In return, the British would clear his way as independent Kenya's first leader which looked impossible only three years to freedom. Kenyatta would later extract a similar pledge from his successor, retired president Daniel arap Moi.
The information is contained in the secret papers of the late Sir Michael Blundell, the white settler leader who acted as the go-between Kenyatta and the British government in sealing the deal.
It is corroborated in the secret notes of Kenya's second vice president, the late Joseph Murumbi deposited at the Kenya National Archives. The land question haunts the country to this day, an entire generation after Kenyatta's death.
Early this year, the country was engulfed in the worst incident of bloodshed, displacements and destruction of property since independence.
Though the excuse for it was the disputed results of 2007 election, many agreed the underlying tinderbox was the historical disputes especially on the land issue.
The background to the secret pact is a memo Blundell wrote to then Kenya's colonial governor Malcolm MacDonald on the possible leader of independent Kenya after it was decided the country must be granted freedom in early 1960s.

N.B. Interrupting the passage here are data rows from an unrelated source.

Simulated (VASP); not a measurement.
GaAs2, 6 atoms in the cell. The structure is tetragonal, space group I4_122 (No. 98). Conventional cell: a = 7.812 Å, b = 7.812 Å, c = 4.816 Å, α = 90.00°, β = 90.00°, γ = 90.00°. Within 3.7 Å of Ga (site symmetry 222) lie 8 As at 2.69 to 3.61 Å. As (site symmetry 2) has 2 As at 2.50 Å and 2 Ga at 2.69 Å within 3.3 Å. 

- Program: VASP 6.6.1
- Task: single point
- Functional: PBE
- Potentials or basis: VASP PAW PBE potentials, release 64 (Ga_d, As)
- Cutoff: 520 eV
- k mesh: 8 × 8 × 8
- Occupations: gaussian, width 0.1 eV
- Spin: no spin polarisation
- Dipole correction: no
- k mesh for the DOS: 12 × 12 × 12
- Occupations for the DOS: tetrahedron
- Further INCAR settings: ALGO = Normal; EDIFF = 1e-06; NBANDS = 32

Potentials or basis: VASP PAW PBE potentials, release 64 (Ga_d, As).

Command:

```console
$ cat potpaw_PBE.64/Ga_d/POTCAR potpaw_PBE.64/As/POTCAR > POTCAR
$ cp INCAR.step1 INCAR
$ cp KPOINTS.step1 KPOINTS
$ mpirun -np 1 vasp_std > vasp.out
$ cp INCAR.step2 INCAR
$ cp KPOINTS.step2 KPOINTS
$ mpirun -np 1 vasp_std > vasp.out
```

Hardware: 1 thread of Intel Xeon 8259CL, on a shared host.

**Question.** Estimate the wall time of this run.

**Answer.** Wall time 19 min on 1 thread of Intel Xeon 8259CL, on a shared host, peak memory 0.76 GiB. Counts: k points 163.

Blundell zeroed in on four men. Tom Mboya who Blundell described as, "a robust trade unionist and political schemer who had deep pockets, thanks to his American friends".
The second was the "demagogic Oginga Odinga who held great charm with the rural African folk but was clearly in the payroll of the Soviets".
Ronald Ngala was the third man and who Blundell described as "an eccentric coastal preferred by the settlers and supported by the small ethnic communities, but who could not muster enough numbers to hold the new country together".
The last possibility, wrote Blundell, was Jomo Kenyatta who he described as "the wild card of native politics in the colony".
Kenyatta was in prison at the time on charges of managing the outlawed Mau Mau movement.
Compromise candidate
Blundell recommended Kenyatta as the "possible compromise candidate who could bring together the two major African blocs headed by Mboya and Odinga and probably reach out to the minority group led by Ronald Ngala and Daniel arap Moi".
On the basis of Blundell's assessment, the colonial governor sought permission from London to quietly explore the possibility of Kenyatta as first leader of independent Kenya.
The reply came fast.
In a cable to the governor, the colonial secretary, Mr Reginald Maudling, said upon consultation with the new prime minister, Harold MacMillan, it had been decided that "the possibility of Jomo Kenyatta as leader of independent Kenya be looked at without any delay".
He went on to say that given Kenyatta's exalted status as a freedom fighter arising from the Kapenguria trial, he would be the best person to unite the new country "but only if he could personally give assurance that he had abandoned the extremist anti-white views he held before his imprisonment".
The colonial secretary said it was particularly important that Kenyatta's position be known on the question of the white settlers in colonial Kenya and what economic policies he would adapt in the event he became the first leader of the independent nation.
He suggested that Sir Michael Blundell be assigned the job of assessing the possibility of working with Kenyatta.
Blundell was immediately dispatched to Lowdar where Kenyatta was held.
After a couple of secret meetings and where Blundell reported "positive progress", Kenyatta was re-located to, in the words of Blundell, a decent home in Mararal "where he could be with his family, have a library and once in a while take a glass of his favourite wine".
In a secret memo to the colonial secretary, governor MacDonald talked of "great success by Blundell" and recommended that Kenyatta be "set free the soonest possible so that he could take his rightful place as leader of the new Kenya".
He noted that an earlier assertion by his predecessor, governor Patrick Rension, that Kenyatta was a "leader unto death and darkness" was based on "failure to talk to Kenyatta and gossip by a few paranoid white settlers".